The audience gamely boos the World Economic Forum article when it comes up.
“I was building a facility in 2017, and people came up to me, hysterical that I was destroying the planet,” says Darin Feinstein, co-founder of Core Scientific, a blockchain infrastructure provider.
When he says Bitcoin should stop apologizing for using coal, the audience applauds
Besides, asks Stephen Barbour, what’s wrong with energy consumption? Barbour is the owner of Upstream Data, a company that lets natural gas and oil facilities mine Bitcoin using energy that might otherwise be vented or burned in a flare. Barbour, whose title is given as Master of Hash, is wearing a T-shirt that says “There will be Bitcoin,” a reference to There Will Be Blood, an adaptation of Upton Sinclair’s Oil!. I wonder if he is familiar with Oil!, a book about how oil barons are bad and socialism is good.
According to Barbour, there’s nothing we can do that doesn’t emit carbon, and so carbon emissions just indicate that humans are being productive. When he says Bitcoin should stop apologizing for using coal, the audience applauds.
Judging Bitcoin on its energy use is “a crazy concept,” according to Amanda Fabiano, the head of mining at Galaxy Digital. “We focus so much on the energy narrative, and we shouldn’t,” she says while sitting on the panel about Bitcoin energy narratives.
So far, as I have tabulated it, the enemies of Bitcoin are:
- Journalists (Bitcoin Magazine notwithstanding)
- Governments (El Salvador notwithstanding)
- Traditional finance (as represented by Buffett, Dimon, and Fink)
- Environmental, Social, and Governance investing generally (and environmentalists, specifically)
Even some of the parties seem opposed to fun. I pop by the Versace Mansion for a party hosted by Paxos, a blockchain infrastructure company. It’s a formal crowd, the kind of party where Versace’s iconic Elizabeth Hurley punk dress would have been a bit risqué. The party, which is mostly for Paxos investors and friends of the company, is meant to emphasize that “Paxos is a classy company,” according to Mike Coscetta, the company’s chief revenue officer.
Behind Coscetta, in a pool lit by rainbow-colored lights, several synchronized swimmers are performing. Coscetta invites me to serve myself at the oyster bar. There’s also a cigar bar, where Cohibas are being served with Paxos labels on them.
The party is filled with traditional finance types who take one look at my notebook and make themselves scarce. A few mention that they are Paxos investors before declining to give their names or talk to me in any detail.
Later in the week, I go to LIV nightclub, where personal finance company SoFi is sponsoring a party featuring celebrity host Rick Ross. LIV’s dress code notes that heels are required for women, and I’ve only packed sneakers. I get in anyway.

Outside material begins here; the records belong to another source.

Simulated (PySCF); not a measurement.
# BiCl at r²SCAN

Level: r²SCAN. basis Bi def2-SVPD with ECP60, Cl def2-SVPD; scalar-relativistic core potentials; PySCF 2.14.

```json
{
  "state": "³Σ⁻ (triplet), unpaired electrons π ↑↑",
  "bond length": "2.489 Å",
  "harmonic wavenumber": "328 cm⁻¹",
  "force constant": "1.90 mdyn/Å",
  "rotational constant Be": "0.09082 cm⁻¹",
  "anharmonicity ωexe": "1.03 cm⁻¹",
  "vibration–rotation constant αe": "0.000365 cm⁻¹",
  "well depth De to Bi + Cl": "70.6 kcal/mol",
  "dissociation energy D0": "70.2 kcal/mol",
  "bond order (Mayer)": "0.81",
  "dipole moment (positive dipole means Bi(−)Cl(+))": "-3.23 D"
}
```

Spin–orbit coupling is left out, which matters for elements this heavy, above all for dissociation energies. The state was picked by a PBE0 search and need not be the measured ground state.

It’s too loud to really have any kind of conversation. Several people manage to sneak hits on their vapes. The DJ encourages everyone in the club to put their hands up, then spins Will Smith’s “Miami.”
Most of the excitement comes when the bottle service occurs and a small parade of women appears. One holds the bottle over her head; another holds a sign with lettering such as “LIV Loves Bitcoin.” The rest of them wave what look like mini-lightsabers in the air. A delivery to the VIP area involves a mockup of a coin with a Bitcoin logo on it. This mockup is ripped on one side. When I leave at 2AM, Rick Ross still hasn’t arrived.
The NFT parties are noticeably more relaxed — for starters, I am not the only woman in sneakers. The crowd there is also much younger, and they seem to be having fun. At the eToro NFT party at the Bass, Miami Beach’s contemporary art museum, there are flatscreens on the walls showing digital art. The bartenders and performers are decked out in LED lights. There’s an aerialist, a ballerina, and a string quartet that plays, among other things, Pachelbel’s “Canon” and Europe’s “The Final Countdown.”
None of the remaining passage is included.